Will London's transport system cope with the Olympics?
David Cameron says that the Olympics and Paralympics could boost the UK's economy by £13bn in the next four years. Besides the glamour and all the action, there will be some problems that will affect not only Olympics tourists, but Londoners in general.
PR9.NET July 09, 2012 - David Cameron says that the Olympics and Paralympics could boost the UK's economy by £13bn in the next four years. London will be in the spotlight during 3 weeks. Besides the glamour and all the action, there will be some problems that will affect not only Olympics tourists, but Londoners in general.
Organisers are determined that spectators will get to the Games by public transport, bicycle, or on foot. This will bring 3 million extra journeys every day and it is going to put the London's transport system under a tremendous strain. Up to one million extra visitors are expected in London on each day of the Games and there will be up to 1,300 Games Family vehicles an hour travelling between key venues.
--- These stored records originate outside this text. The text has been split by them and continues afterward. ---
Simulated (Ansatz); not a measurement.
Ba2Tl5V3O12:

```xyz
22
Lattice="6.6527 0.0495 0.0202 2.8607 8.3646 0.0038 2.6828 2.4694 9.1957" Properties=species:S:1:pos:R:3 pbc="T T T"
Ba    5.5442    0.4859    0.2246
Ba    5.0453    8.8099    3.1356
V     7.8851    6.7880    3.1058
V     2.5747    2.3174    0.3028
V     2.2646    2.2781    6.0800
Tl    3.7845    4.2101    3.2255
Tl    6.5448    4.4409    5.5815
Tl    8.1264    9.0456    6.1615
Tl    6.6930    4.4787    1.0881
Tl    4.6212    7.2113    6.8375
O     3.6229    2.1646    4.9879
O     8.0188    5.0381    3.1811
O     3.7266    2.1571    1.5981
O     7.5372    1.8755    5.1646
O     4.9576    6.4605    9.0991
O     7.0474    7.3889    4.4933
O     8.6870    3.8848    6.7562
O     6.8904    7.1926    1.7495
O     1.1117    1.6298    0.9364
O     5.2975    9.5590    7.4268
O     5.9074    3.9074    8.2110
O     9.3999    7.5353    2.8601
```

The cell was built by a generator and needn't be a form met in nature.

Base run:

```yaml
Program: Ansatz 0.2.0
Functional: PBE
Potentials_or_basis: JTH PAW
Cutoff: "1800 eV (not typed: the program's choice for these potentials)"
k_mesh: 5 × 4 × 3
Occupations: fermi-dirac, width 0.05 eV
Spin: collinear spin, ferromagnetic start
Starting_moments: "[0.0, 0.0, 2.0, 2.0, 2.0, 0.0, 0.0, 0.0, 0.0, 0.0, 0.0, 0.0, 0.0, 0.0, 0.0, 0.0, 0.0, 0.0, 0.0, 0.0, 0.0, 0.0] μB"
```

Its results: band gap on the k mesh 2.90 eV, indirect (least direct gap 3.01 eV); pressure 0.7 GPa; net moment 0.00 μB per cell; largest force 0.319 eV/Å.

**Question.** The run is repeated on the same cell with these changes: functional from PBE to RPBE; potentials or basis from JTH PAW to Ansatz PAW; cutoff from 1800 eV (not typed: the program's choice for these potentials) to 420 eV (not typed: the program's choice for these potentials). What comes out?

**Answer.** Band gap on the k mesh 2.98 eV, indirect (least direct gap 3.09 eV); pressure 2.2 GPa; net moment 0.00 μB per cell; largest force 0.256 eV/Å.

Air fly controls will have to cope with near 4,000 extra flies and the constant threat of a terrorist attack. Most planes will take off or land at Heathrow where the luggage system will came under huge pressure. The airport claims that 500 extra staff has been hired for the Olympics to fix the problem.
Heathrow has also been equipped with a new temporary terminal, reserved for Olympic competitors, which will operate for departures from August 13 to 15, the three days after the closing ceremony which are expected to be the busiest. Also new is a cable car running above the Thames, which will allow people to travel between two major venues, the O2 Arena in Greenwich, which hosts gymnastics and other sports, and the ExCel exhibition centre, the venue for boxing and other disciplines. A fast train, the Javelin, will ferry spectators to the Olympic Park in east London, from St Pancras, where the cross-Channel Eurostar trains arrive, in seven minutes.
Transport for London has warned delays will be inevitable, but cites its "good" management of last month's celebrations for Queen Elizabeth II's diamond jubilee, when traffic jumped by a third for a weekend, as proof it can handle the Olympics.
At peak capacity, the seven railway lines serving Stratford can handle 240,000 passengers an hour. That would be fine if Games demand was spread through the day, and nobody else in London needed to use those services. But the demands of broadcasters mean that events in the most popular disciplines, such as athletics and swimming, tend to be scheduled in two blocks, one from roughly 10am to 1pm and the other from about 7pm to 10pm. So, people going to or from the Olympic Park will have to make at least one of their journeys in rush hour. Even if it all works perfectly, the busiest stations will be swamped. At London Bridge, charts on the Games website show that you will have to queue for more than 30 minutes to board a Tube train during the morning and evening peaks, and up to 15 minutes even at 10.30pm. On the worst day, August 9, there will be six hours in total of half-hour-plus delays. Will Londoners cope with that during 3 weeks?